Sunday, December 11, 2005

Ideas

Deborah Soloman interviews Peter Watson, author of Ideas: A History of Thought and Invention, From Fire to Freud, in the NYT Magazine.
Soloman: I find I seldom have ideas away from my desk.

Watson: That is because ideas come from other ideas. I used to sleep with a piece of paper by my bed. But I never had an idea in bed. The other thing I noticed is that when you are out to dinner and you have a good idea and write it down, the next day when you're sober, it's terrible.

Soloman: Perhaps if you went out less, you would have better ideas.
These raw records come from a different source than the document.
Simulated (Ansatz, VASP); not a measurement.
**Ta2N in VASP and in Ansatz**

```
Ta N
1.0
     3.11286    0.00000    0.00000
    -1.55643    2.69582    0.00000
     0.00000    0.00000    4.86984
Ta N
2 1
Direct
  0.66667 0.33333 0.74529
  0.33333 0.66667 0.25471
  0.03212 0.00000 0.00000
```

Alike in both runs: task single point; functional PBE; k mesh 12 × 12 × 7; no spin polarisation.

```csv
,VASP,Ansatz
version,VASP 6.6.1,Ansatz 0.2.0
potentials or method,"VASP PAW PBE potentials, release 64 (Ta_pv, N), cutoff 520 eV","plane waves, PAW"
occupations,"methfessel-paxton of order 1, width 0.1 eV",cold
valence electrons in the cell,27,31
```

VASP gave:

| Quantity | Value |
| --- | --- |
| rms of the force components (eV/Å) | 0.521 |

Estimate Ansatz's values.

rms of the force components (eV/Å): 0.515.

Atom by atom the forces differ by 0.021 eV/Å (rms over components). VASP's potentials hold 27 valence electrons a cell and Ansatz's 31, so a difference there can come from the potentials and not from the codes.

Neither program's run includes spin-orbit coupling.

Watson: I think the interesting thing in life is not having an idea, but realizing it.
I always wondered if that happened to anybody else besides me.

2 Comments:

At 11:18 AM, Blogger Anvilcloud said...

I think ideas sometimes have a limted shelf life. Sometimes, I'll write down an idea for a blog. It would probably work well if I wrote it right then. But when I find the list again later, the idea generally seems cold to me.

 
At 12:40 PM, Blogger Lynn said...

Anvilcloud,

I carry around a few blank postcards in my back pocket--the free ones with advertising on them you find in the postcard dispensers. I write down the odd thought on them. By the time I look at them again I can only wonder what the heck I was thinking.